“What’s your biggest fear?” she said. And, the way she asked it with half a smile made me run through some common answers, like she expected something tangible: snakes, heights, darkness – any of the above would have been enough to start (and end) the conversation quickly.

But, I said, “Probably rejection.” Honestly, if anyone said they didn’t fear it, I’d think he was either lying or dumb. It’s everywhere – or at the least the possibility to feel it is everywhere – and half of our lives are spent carefully considering when to invite it and when to slam the door in its face.

Though I’m starting to shift in the other direction, I think I’m more inclined to do the latter – to build up walls against that feeling of inadequacy because who wouldn’t? Why would anyone be attracted to something that could put a dent in that perfect self-image or tarnish the idea that maybe we aren’t all we’re cracked up to be? Because, until we’re proven otherwise, we can believe what we want, and our self-esteem can remain intact (for now). But, like I said, I’m starting to understand rejection like that cold, honest friend who won’t ever censor himself – that critic who keeps you grounded, uncomfortable, and constantly striving.

In reality, rejection is just a tool of self-evaluation – something we can use to know if we’re better than we were yesterday, a defense against platitudes of blissful ignorance that knock us down, scuff us up, and deflate our heads. It’s a necessity if we ever hope to accomplish anything because rejection inevitably follows opportunity like shadow. You can’t have one without at least the possibility of the other. And, in this day and age – where all that really matters is others’ perceptions of who we are, rejection (and equally, opportunity) is often avoided at all costs, and instead of looking beyond our comfort zones, we stay inside them – searching for validation, living comfortably in a quicksand of untested security.
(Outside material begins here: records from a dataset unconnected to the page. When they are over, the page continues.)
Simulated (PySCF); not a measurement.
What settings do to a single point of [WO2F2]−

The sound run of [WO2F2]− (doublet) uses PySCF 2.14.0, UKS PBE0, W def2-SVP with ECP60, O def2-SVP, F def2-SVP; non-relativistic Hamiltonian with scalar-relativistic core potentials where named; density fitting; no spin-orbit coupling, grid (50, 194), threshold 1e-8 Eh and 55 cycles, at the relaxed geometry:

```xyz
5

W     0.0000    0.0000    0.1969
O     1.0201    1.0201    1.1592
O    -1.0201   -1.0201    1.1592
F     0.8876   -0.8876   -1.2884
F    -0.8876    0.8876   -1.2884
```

I guess we never doubt ourselves because we never really have to. We never ask questions like, “Is this enough?” or “Am I where I am because this is how it’s always been or because I’m too afraid of reaching for something better?” And, if we do get to that point of asking ourselves the big questions, rarely will we answer them, and even more rarely will we act on those answers. “I don’t know,” we’ll say – and build up an armor of vague, unfinished circumstances, maybe look to our phones for a distraction.  We never face ourselves because rejection could be lying in wait – ready to strike like a poison. And, if we never face ourselves, we never change, we never grow – we never really get to the core of anything, just pilot through life on cruise control. So, is the fear of rejection – that fear of being told, “No, you’re just not good enough,” – really anything more than a fear of ourselves?

"Yeah, probably rejection," I confirmed after a pause.

"Oh, that's interesting," she said with a bit of hesitation.

She took a bite of her food, and we kept living as we always had.